Telling my story, again

One of my neighbors waited for a ride to church Sunday morning, when I entered the common room.  She looked askance at my outfit, and almost whispered, “Are you wearing that to church?”  I smiled and shook my head, and explained that Mom and I had a breakfast date at 9:00.

“You must go to a later service,” she said with confidence.  When I shook my head again, she stared at me, obviously unbelieving.  “When do you go to church?”

“I don’t,” I said.  “I quit the church years ago, and I never looked back.”

“But, then, you aren’t saved,” she gasped, adding, “Aren’t you afraid of Hell?”

Now, I carried on this very conversation with others who live in my building, and I knew I could choose between sparing her feelings, by lying about my own, or set off another round of condemnation from all the religious people in the building.  I decided, (in error, I learned,) that she could handle the truth, so I told her the story about belonging to and leading churches, in the earlier years of my life, about my decision to become a minister, (“you mean, you just decided?  Weren’t you called?”)

I confessed my melodrama — I thought I was called, I even told my sister I was called, which earned me a snicker.  I protested, loudly and long.  I explained to my neighbor: deep  inside, I thought I could be a successful pastor.  But that honest feeling never even broke the surface of my mind.

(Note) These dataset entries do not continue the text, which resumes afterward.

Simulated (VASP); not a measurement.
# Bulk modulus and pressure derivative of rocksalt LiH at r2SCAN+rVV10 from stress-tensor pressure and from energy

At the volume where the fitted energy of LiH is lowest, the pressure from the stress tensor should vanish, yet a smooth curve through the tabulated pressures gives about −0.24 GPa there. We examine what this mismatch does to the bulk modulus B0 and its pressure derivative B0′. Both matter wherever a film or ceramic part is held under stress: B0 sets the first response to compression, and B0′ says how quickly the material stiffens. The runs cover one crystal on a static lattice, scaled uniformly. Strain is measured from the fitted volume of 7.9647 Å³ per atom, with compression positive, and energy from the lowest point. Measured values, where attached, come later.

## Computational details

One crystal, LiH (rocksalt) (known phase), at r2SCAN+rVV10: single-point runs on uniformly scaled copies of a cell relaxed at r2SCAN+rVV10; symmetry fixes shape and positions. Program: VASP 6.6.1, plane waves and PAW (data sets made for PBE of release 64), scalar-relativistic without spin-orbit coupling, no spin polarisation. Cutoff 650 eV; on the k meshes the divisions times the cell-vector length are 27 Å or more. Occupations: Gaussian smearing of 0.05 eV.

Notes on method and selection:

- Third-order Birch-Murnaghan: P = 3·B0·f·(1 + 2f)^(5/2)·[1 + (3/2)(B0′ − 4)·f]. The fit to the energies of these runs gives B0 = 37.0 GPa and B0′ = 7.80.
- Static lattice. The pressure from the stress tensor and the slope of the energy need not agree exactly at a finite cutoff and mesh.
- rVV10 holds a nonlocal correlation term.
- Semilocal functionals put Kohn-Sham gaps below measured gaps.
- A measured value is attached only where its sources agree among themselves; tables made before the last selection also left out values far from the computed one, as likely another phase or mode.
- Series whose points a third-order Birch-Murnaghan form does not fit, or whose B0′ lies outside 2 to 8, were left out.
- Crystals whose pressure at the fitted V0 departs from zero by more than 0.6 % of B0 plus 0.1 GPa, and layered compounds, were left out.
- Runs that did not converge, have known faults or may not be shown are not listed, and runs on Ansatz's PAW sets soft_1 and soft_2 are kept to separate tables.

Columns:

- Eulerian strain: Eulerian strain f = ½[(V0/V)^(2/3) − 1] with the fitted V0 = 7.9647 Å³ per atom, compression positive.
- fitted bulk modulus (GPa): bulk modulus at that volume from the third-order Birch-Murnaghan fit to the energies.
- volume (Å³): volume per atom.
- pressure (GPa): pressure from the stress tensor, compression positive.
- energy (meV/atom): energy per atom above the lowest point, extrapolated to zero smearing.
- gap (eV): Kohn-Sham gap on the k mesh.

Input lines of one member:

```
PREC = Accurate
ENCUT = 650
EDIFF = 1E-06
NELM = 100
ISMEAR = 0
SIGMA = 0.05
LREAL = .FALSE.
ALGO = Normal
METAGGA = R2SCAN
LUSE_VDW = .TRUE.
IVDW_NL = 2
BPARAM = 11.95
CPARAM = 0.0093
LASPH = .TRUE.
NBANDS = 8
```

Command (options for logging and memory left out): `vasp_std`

I will not go through the whole story here, but I found courage, in the admiration, (read sexual attraction, ) of a senior minister.  Read about that here.  (I tagged that post badly.)  I served two different parishes — one in Maine, one in Adirondack Park, New York.  I talked a little about my experiences in those churches, but mostly I told how I decided to leave the church.

I refused to accept that I was too immature.  Rather I blamed my congregation, my district superintendent and his committee, anyone but myself.  I told lies about others for decades; only since I began to blog could I accept the true reason I quit.  Example:  from the time I reached New York, I served two churches, the smaller of which was in a village in the mountains.  I loved the bar in that little town, and I spent a lot of time there.  I excused my behavior by saying I was reaching out to part of the un-churched community.  In fact, I was drinking, playing pool, and looking for a boyfriend.  I thought I fooled the congregation.  


I behaved badly.  By the time I left the church, I was sitting on the upstairs porch of the bar, smoking dope.  I continued until I was confronted by my district superintendent.  I don’t know who complained, or if anyone did, but the church could have spoken in one voice that I was acting inappropriately, when I wasn’t in the pulpit.  They loved my services, and the rituals I performed.  I was too immature for the responsibility.

So I left.

Over the years, I shortened this story by an hour of more , and now I told it honestly.  I became so involved telling the tale, that I really didn’t pay much attention to the woman to whom I was talking.  When I finished, and really looked at her, I knew I should have kept my trap shut.  Her eyes were wide, and she got very fidgety.  Then this quiet woman stood, and announced she would prefer I not talk to her.  (Usually a good sign that I upset my listener.)  She sat back down, and I shut my mouth and waited for my ride.

I believed I had overcome my resentment towards the church and my anger at my own mistakes.  Something I need to work on.  But in my heart, shocking this poor woman was gratifying.  How human, and ridiculously childish as well. The search for maturity continues.


2 responses to “Telling my story, again

    • The woman started the conversation. It led to you telling more than she expected to hear, but I do not think that is so bad. I often need to say too much. If a listener really wanted to halt me they could. Your listener could have too. (Did in the end.) They have the option of interrupting, commenting, walking away. And we can find folks who want to hear (read) our stories.